Re: Unclosed quotes on heredoc mode

Robert Elz Sun, 28 Nov 2021 11:30:57 -0800

    Date:        Sat, 27 Nov 2021 13:57:57 -0500
    From:        Chet Ramey <chet.ra...@case.edu>
    Message-ID:  <5217c48e-c989-a163-5673-38995e35a...@case.edu>


Warning: long message follows, give yourself time to digest it.

  | OK, if you do end up building the devel branch, I'd be interested
  | in these results.

Assuming that happens, I shall certainly let you know.

  | > Once, of course ... why would I ever build it again?
  |
  | Patches exist. There are vendors who take the original release, apply their
  | own special-sauce patches, then apply the patches I release as they come
  | out, as part of their own distribution release process.

Of course, NetBSD pkgsrc (used on other systems as well) does that too.
But your patches appear about every 5-6 months, so I end up doing one
build every 5-6 months.   Keeping the object files (even the unpacked
sources) sitting around waiting for the next patches, in order to save
perhaps 2-3 minutes of build time isn't worth the bother.   Once built
and installed it all gets trashed.
        [I have also contemplated doing builds in an MFS (or tmpfs)
        which would vanish on a reboot (or just umount) and I do tend
        to reboot more often than bash patches are released ... but I've
        yet to actually do that, for bash, the build time saved         wouldn't
        be worth the bother - for some other apps, it might be].
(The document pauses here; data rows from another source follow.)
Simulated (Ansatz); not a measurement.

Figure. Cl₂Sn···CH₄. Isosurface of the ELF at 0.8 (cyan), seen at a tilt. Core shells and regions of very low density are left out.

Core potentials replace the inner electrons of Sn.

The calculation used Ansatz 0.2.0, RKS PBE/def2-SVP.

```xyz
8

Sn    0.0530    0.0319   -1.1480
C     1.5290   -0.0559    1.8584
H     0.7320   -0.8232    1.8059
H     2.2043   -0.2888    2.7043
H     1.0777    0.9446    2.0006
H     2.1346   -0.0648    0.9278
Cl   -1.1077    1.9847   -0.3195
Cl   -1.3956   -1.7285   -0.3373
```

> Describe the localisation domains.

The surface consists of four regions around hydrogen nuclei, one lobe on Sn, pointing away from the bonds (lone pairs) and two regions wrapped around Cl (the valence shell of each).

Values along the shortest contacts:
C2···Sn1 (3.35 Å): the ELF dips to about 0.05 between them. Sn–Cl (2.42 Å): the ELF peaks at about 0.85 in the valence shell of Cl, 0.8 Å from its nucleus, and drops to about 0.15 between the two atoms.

pkgsrc doesn't encourage attempting to retain anything in any case - it
probably isn't a problem for bash (at least I've never see it, not that
I ever looked either) but other applications have a habit of deleting files
from their distributions - and unless one starts from an empty directory,
unpacking a tarball doesn't cause those files to be removed ... further,
some build systems don't pay attention to what is supposed to be there,
and manage to link all the .o files they can find.

It is easier, and more reliable, to simply start clean every time.

But of course that doesn't apply when you're developing and building
several times a day (or sometimes, dozens of times an hour).   That just
doesn't apply to me with bash.

  | Usually, that's ok. In this instance, where we're discussing a feature
  | whose implementation is substantially different between the released and
  | development versions, it's more relevant.

Sure, though I didn't know this part was changed so much in the
devel version until you told me just recently (I do not watch what happens
there).

  | So the ultimate question is whether or not the act of reading a command
  | substitution should reset this requirement. That's where we disagree.
  | The grammar is, at that point, reading a different command.

"command" is a loaded word in sh terminology, it is used for all kinds of
things, but in general it is not at all unusual for here document text to
appear while a command other than the one with the redirection operator is
being processed (no command substitutions necessarily involved).   What the
grammar is doing after a here doc redirection operator has been processed,
until the next newline (token) is encountered is irrelevant - the spec
imposes no requirements upon that at all.


  | > Then we get to whether heredoc data is part of a valid shell script
  | > in that sense - when there is yet to be a newline token to introduce it.
  |
  | What does this mean? In all cases, the here-documents are not read until
  | after a newline token. That's not the issue.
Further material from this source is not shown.